The forecast was calling for hurricane like winds. It was Friday afternoon.

We had plans to stay in a beautiful, romantic hotel in Arlington all weekend. It was part of my birthday gift to him. But 2 weeks before, we broke up. It was too late to get a refund so I decided to go anyway. Without him. I asked my girls “Who wants to stay in a 5 star hotel this weekend?”  They were ecstatic.

As we drove to the hotel Friday night, it was pouring rain. Luckily the hotel had indoor parking. I parked, we grabbed our bags and went to check in. The lobby was beautiful but all I wanted to do was get into our room and fall onto the bed. It had been an emotionally exhausting few weeks.

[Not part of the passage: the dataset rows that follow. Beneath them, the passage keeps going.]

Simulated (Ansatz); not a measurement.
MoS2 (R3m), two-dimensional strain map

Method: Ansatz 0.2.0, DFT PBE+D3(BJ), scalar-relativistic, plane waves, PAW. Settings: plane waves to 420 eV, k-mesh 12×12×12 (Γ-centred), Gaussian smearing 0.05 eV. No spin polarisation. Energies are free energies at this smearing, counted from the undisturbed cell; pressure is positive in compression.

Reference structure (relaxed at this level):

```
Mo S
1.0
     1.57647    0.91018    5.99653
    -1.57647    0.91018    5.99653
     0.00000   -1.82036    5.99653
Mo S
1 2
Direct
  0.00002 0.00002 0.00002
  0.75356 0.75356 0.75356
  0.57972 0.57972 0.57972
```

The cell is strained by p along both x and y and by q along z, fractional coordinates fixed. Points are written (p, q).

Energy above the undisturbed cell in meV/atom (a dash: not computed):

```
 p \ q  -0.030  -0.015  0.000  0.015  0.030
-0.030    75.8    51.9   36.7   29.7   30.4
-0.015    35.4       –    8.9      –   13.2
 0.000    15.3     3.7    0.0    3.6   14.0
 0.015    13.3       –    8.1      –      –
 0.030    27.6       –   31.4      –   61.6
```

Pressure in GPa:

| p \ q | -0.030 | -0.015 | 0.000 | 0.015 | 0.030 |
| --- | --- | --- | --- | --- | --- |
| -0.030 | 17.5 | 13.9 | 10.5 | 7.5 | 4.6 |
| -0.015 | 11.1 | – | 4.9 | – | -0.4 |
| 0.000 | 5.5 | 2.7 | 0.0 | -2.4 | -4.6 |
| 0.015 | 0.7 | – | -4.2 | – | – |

As we checked in, the manager overheard us and asked me my name. “Are you Nicole? Someone left a package here for you.”

At first I thought he was mistaken. No one knew we were staying there. Except for one other person.

I walked over to him and he handed me a large manila envelope. I couldn’t imagine what was inside. I’m the girl who can’t wait until Christmas to open a present. So I opened it in front of him as I stood in the lobby.

Inside was a ring box and this letter:

My sweet Nicole,

I love you so much. The thought of losing you causes me great pain. You will always be the only girl for me. I know how to make this work and I want to be with you and the girls. Please accept this ring as a token of my commitment to you. We can get a nicer one later. I want to be with you forever. I’m asking you to marry me. Please say yes.

 

It was from him.

The rest of this story doesn’t matter. What does matter is this:

Most men are too afraid to open up and say how they truly feel. They think it’s cool to keep a girl guessing and to never show their emotions. Usually until it’s too late.

It’s okay to tell a girl “I like you” or “I love you” or even “I don’t know where this relationship is heading but I want you to know I care.”

Or even “I’m sorry. I messed up.” Anything is almost always better than nothing.

The important thing is to be honest and say something.

Ask any guy and most will have a story of how he was dating this amazing girl at one time — and ultimately how he lost her. Because he was too afraid of opening up. Or how he went out and got drunk with his friends (again) instead of returning her call. Or because he let his friends’ opinions dictate what he should do, instead of deciding for himself. Because guys like that are too cool to ever let a girl know they actually might care.

And it doesn’t have to be as dramatic as leaving a beautifully romantic letter (and a ring) in a hotel. It could be as simple as a text that says “I’m sorry. I messed up. I miss you.”

If she still has any feelings left for you, she will probably respond to pretty much anything you say, as long as you are honest and sincere.

The guys who wait too long to tell a girl how they feel, usually lose the girl. Because great girls don’t sit around and wait for a guy to come to his senses.

Great girls bounce back and move forward and go on living their interesting, busy lives. And it’s usually not long before someone else takes notice and sweeps them off their feet.